Bangladesh is a country that is highly vulnerable to climate change, as this article from NPR says:
“Bangladesh is often called a climate victim. It contributes only a tiny fraction of global carbon emissions – 0.56%, by one count. But it suffers disproportionately from their effects.
Its low-lying geography, south of the Himalayan mountains, means it's particularly vulnerable to flooding as glaciers melt and sea levels rise. Its agriculture relies on monsoon rains that increasingly come in spasms. And it gets battered with some of the world's worst cyclones.”
But Bangladesh and its people are doing powerful work in not only fighting climate change but also in protecting their population from its disastrous effects. For example, deaths from “rains and cyclones have fallen dramatically. For example: In 1970, Cyclone Bhola killed up to half a million people in what is now Bangladesh, while last year's Cyclone Sitrang killed 16.” This isn’t due to massive expensive levees or pumping stations - which this country couldn’t afford anyway - but rather because of a combination of “high-tech forecasting and low-tech relationships”.

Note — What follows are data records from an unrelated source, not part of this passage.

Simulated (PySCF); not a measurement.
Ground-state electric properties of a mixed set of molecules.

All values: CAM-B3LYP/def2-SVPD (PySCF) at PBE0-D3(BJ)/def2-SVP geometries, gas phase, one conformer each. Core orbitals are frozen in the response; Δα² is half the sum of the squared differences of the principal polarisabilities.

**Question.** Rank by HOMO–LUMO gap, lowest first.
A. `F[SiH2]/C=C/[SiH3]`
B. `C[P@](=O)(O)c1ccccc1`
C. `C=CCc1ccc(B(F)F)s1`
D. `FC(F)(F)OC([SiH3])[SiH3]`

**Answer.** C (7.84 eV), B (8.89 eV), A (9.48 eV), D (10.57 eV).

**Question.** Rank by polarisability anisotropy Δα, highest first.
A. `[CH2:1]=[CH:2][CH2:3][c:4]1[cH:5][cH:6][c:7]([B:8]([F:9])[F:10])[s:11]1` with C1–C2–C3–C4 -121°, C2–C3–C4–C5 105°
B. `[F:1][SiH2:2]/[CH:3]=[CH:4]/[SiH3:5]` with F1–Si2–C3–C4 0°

You can learn more about the strategies that the country and individual Bangladeshis are using in the NPR article but most important is the mindset. Here’s what “Saleemul Huq, director of the Bangladesh-based International Centre for Climate Change and Development” says is the reason behind Bangladesh’s successful tackling of climate change:
"I tell my American friends, 'You should send your skeptics to Bangladesh! The awareness of climate change here is the highest in the world,' " Huq says. "But we have gone through the doom and gloom phase. That's yesterday's news in Bangladesh. "
Now it's all about solutions, he says.”
Maybe by looking at what people and governments are doing in places with far fewer resources than most of us have we too can move beyond ‘doom and gloom’ and on to solutions more quickly.